A good friend of mine is heading to Europe for a month to enjoy a much needed vacation – I am very jealous, but happy for him. I have always wanted to see the sights, enjoy the history, marvel in the architecture, and sample the beers fresh from the old world. For now I will have to enjoy the beers vicariously through Calvin – keep your eyes open for the good stuff mate!
Calvin is not as much of a beer geek as I, so I thought I would give him a hand and point him in the right direction. So here is a brief list of some of the beers and breweries that you should look out for in the different cities you will be venturing too, Calvin. I have never been over there, so if anyone has some suggestions, please drop them in here.
London, England: One of the world’s historically rich beer nations is known for full flavored, but only moderately strong beers. The notion of a 5% standard does not exist, and you will see beers as low as 3.5 or even 2.5% commonly served on draught. There is a plethora of great beer to be found in England, but keep you eyes open for:
Elgood’s: Elgood’s is now one of England’s most progressive breweries in the British Isles – the 5th generation of family brewers are still though brewing beers the traditional way. Look for the Black Dog (a 3.6% Mild Ale with solid malty roast and a rich hop backbone) and the Greyhound Strong Bitter (a 5.2% Strong Bitter with dark fruit, brown sugar and roasted malts all over).
Fuller’s: One of the most widely known of all English breweries is also probably the best traveled. We get many Fuller’s beers here in the bottle, so don’t waste your time. What you should be looking for is a Fuller’s pub. They will be serving beer via Hand Pump and on cask. This style of beer originated in England, and many consider it the only way to drink real beer.

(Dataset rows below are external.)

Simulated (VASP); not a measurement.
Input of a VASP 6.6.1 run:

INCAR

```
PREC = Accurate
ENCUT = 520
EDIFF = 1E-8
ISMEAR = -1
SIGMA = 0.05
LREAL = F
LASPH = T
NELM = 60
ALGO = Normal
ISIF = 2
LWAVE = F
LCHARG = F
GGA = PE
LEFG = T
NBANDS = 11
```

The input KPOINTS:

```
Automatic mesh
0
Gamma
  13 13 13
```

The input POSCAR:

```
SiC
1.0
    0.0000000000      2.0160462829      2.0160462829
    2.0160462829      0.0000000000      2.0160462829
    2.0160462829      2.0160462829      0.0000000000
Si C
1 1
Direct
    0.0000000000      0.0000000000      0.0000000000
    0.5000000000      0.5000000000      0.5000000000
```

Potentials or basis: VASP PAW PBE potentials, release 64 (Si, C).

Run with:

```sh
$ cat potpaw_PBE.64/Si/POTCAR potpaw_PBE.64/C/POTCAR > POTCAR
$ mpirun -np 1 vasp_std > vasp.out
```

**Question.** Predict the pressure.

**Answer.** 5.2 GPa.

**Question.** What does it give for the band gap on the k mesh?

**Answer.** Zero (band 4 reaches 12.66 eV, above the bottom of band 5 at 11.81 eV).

JW Lees: Since 1878 this Manchester brewery has produced some of the most traditional, as well as most striking English Ales. Many of their vintage beers that you can find now are aged in whisky barrels and date back to the early 2000’s. Try the Moonraker (a 7.5% Barleywine with big fruit, roasty malt, and a semisweet dry finish) and the Bitter (this classic English bitter is 4% with layers of creamy malt and a clean citrus finish).
Meantime: One of England’s newest award winning breweries produces some remarkable beers. Their modern branding and bottle design helps them stand out in a country filled with heritage. Look for the Chocolate Beer (a 6.5% crisp malty beer with clean flavors of chocolate and vanilla) and the India Pale Ale (this is 7.5% and should be a proper representation of the original pale ales brewed for India).
Amsterdam, The Netherlands: Amsterdam is not necessarily known for their beer, however the Dutch do love good beer, and as such there is a great supply of it. Many of the best breweries will be small and largely unknown, so you should keep your eyes open for small, hole in the wall pubs serving their own beers on draught.
La Trappe: This is the only Trappist Brewery outside of Belgium, located in Eindovenseweg Netherlands. You should be able to find their beers at least in bottle all across Amsterdam, I highly recommend the Witte (a refreshing Abbey Witbier at 5.5% with soft fruity sensations and a clean wheaty finish) and the Dubbel (a 7% Belgian Style Dubbel rich in fruity malts and soothing with a creamy mouthfeel).
Scheldebrouwerij: One of the oldest Dutch Breweries is expanding rapidly and still produces some massively flavorful beers. Keep you eyes open for Schoenlappertje (a 6.5% fruit beer brewed with blackcurrants that has a bright, sweet fruity flavor with a balancing touch of acidity) and Strandgaper (a 6.2 amber beer with biscuit, orange and elderflower flavors and a clean peppery finish).
Lindeboom: Since 1870, the country’s smallest surviving lager brewer has produced some of the best Pilsners to exist. Go try the Venloosch (a 5% Altbier with a sugary and fruity aroma but a dry and hoppy taste) or the Oud Bruin (a 3.5% fruity dark beer that it totally unique to the Netherlands).